Testing Strategy

Decision

Spec-driven, multi-layer testing. Unit tests for internals, oracle comparison for behavioral equivalence, integration tests for language semantics, PUC-Rio official test suite as the compatibility target.

Current: 1325 tests (609 unit, 431 integration, 277 oracle, 5 proptest, 3 lua51). With dynmod feature: 1333 tests (611 unit, 6 dynmod, 431 integration, 277 oracle, 5 proptest, 3 lua51). All 5 layers are active.

Test Layers

Layer 1: Unit Tests

In-module #[cfg(test)] blocks testing internal components in isolation. Every implementation chunk includes unit tests.

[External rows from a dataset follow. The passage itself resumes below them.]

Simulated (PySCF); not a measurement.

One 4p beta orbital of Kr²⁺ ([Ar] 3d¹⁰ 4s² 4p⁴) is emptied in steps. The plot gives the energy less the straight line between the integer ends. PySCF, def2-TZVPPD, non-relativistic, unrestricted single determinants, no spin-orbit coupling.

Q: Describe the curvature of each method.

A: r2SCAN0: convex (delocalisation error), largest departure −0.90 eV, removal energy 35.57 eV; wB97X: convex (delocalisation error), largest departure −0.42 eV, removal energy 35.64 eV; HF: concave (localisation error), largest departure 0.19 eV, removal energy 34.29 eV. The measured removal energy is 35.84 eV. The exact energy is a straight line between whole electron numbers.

Lexer tests (src/compiler/lexer.rs):

Token type recognition for all keywords and symbols
Number literal parsing (decimal, hex, float, exponent)
String literal parsing (escapes, long brackets)
Comment handling (single-line, long comments)
Error cases (unterminated strings, invalid escapes)
Source position tracking

Parser tests (src/compiler/parser.rs):

Expression parsing with operator precedence
Statement parsing for each statement type
Block and scope handling
Error recovery and error messages
AST structure verification

Compiler tests (src/compiler/codegen.rs):

Instruction emission for each AST node type
Register allocation
Constant pool management
Upvalue resolution
Jump backpatching

VM tests (src/vm/):

Instruction dispatch correctness
Stack manipulation
GC arena allocation and collection
Table operations (get, set, resize)
String interning
Closure creation and upvalue management

Layer 2: Oracle Comparison Tests

Oracle comparison tests run the same Lua code in both rilua and PUC-Rio Lua 5.1.1, comparing output to verify behavioral equivalence. This catches divergences that unit tests and integration tests might miss.

Reference Binaries

lua (interpreter): ./lua-5.1.1/src/lua
luac (compiler/lister): ./lua-5.1.1/src/luac

Both are built from the official PUC-Rio Lua 5.1.1 tarball. See AGENTS.md for download, verification, and build instructions.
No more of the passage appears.